PUPILS will follow in the footsteps of music legends when they take to the stage in front of more than 10,000 spectators at Wembley Arena next week.

Choir members at Southfield Junior School in Highworth will perform at the Voice in a Million charity concert along with 5,000 other young singers from across the UK to raise awareness of the thousands of children living in care and waiting to be adopted nationwide.

The 37 singers, aged between seven and 11, have been hard at work rehearsing at school, at home and even practising in public parks, to master a busy programme of pop tunes, including Firework by Kate Perry and Pharrell Williams’ Happy, ready for the musical extravaganza on Wednesday, March 12.

Year 5 teacher Clare Walshe, who runs the choir, said the pupils had thrown themselves into rehearsals.

“We have been rehearsing since before Christ-mas and some of the choir are also doing the Swindon Music Festival in two weeks so we have been busy,” she said.

“The children are very excited. As soon as we told them they would be singing at Wembley, they went mad.

“They are all doing very well and they are putting a lot of effort into it. They have been practising at home as well. They have been humming the songs in the corridor.”

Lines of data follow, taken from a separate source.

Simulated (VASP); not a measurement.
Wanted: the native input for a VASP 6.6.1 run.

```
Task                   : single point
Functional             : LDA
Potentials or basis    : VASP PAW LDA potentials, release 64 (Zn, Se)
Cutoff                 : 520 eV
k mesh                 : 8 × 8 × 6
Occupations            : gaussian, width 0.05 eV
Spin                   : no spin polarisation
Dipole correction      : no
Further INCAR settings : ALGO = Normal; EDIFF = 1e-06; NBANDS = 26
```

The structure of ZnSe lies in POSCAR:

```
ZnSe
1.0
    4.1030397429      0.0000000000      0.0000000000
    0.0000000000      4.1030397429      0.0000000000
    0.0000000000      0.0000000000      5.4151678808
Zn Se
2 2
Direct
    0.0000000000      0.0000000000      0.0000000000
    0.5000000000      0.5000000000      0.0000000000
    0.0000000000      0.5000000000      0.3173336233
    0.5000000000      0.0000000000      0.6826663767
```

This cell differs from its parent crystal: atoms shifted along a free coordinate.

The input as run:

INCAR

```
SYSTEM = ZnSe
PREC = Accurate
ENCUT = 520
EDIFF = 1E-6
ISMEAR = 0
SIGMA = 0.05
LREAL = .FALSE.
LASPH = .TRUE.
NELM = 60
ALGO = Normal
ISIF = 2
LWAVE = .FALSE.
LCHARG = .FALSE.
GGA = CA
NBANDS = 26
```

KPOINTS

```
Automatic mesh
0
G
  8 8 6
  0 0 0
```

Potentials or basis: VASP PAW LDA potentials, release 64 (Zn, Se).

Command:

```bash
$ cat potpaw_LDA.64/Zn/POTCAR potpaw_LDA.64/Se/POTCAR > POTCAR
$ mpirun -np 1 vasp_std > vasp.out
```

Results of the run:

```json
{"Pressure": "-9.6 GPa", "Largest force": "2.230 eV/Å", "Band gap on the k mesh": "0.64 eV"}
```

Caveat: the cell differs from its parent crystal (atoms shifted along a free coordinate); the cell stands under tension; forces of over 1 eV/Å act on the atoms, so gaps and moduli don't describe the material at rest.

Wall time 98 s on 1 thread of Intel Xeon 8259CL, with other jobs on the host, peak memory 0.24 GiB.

X Factor winner Matt Cardle will join the children on stage at the annual concert.

Sophie Packford, nine, has practised in front of a live audience already, in the form of passers-by in a public park.

“I have been singing since I was four years old so I’m very excited,” she said. “I have been working quite hard for it. Every day I come home and practice in my bedroom. I’ve also sung the songs in public.

“I went to the park to practice there.”

Her schoolmate Louisa Hadgkiss, 11, added: “I am feeling excited and nervous at the same time. It’s the first time we will get to experience such a big audience.”